As monstrous and awful as Exxon's corporate strategy is, it is also horrifically rational from their point of view, as long as people insist on consuming what they're selling, as much as possible. Next time you take a drive -- or even a walk around the block -- count the jacked-up king-cab gas-guzzlers you see, and multiply by a million, or maybe ten million. Maybe you drive one yourself.
How much meat do you eat, and how often, and where do you acquire it? How many kids do you have? Are they grown, and if so, what do they drive? Again, multiply all those factors by millions, just in the USA, and you can see Exxon's rationale.

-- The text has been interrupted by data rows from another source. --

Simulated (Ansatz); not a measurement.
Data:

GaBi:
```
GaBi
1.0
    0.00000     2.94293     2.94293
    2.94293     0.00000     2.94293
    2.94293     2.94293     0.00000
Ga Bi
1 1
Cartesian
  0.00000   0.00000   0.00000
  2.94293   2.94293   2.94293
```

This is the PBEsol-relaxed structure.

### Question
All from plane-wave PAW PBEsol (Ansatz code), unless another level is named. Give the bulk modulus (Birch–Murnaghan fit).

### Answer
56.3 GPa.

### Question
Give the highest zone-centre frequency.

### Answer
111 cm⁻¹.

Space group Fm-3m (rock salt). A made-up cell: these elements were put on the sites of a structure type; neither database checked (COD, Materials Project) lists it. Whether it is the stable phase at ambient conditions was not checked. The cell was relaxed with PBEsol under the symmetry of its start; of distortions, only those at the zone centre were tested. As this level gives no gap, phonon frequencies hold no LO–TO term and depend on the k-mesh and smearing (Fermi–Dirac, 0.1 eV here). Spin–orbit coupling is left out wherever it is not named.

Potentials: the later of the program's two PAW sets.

Exxon is not the problem. They are giving a critical mass of people what they want. Sure, the entire American corporate media system is really just a giant PR machine calibrated to turn you into a mindless Homer Simpson consumer drone who self-actualizes through big trucks and bigger cheeseburgers. But each of us -- a cell lit of awareness! -- gets to decide whether we want to wallow in that or not.
Economists talk of behavioral "incentives" and "disincentives" through taxing and regulating various externalities, and they're not wrong. But the truth is much simpler and darker than that. We want to believe that people are intrinsically "good" and rationally self-interested, but we know that the former is subjective and conditional at best, and the latter is only occasionally true. The most charitable way to phrase it might be to point out the obvious -- that your "good" and my "good" almost certainly do not align 100%, and in fact may not even intersect.
One always has to take pains to preface these sorts of blanket statements with the usual "not all" disclaimer, and of course this applies here as well. But clearly a critical mass of people would rather engage perpetually in a dance of debt with instant gratification and gluttonous consumerism, than take even an afternoon to consider their various choices and make even slight reductions.
I hold no brief for the likes of Exxon. I make no excuses for their sociopathic indifference to the planet they despoil, and the people who eke out a living on it. But like the shitty corporate both-sider media, like the shitty corporate-owned oligarchic governance paradigm, they have identified an active consumer market and cultivated it well. Enough people have made a decision to consume the product, and devil take the hindmost.
It doesn't matter if climate change is a hoax or not, if you can't get enough people to give a shit -- and I don't mean heading over to the be-in for an afternoon, but making modest but necessary changes to consumption patterns. They won't until the planet breaks a fat one off in their asses.
Rapacious resource extractors and plutocratic insurgents have been a problem since probably not long after our Mesopotamian forerunners stockpiled the first agricultural surplus. But that problem has always been contingent on lulling just enough of the peons into a permanent state of disequilibrium, of identifying that magic number of doofuses necessary to leverage, and exploiting that subset to the maximum. We are finding out in so many ways that a committed -- or even a collectively disinterested -- minority is more useful and malleable than a dispersed majority. Look around you, and understand that the US is currently in the part between the "before" and "after" photos of a collapse.
That's one thing they didn't bother to tell you when you were in school -- unless you manage to secure enough money and/or power to insulate yourself from the dumbest third of your average classroom, you will always be at their mercy, one way or another.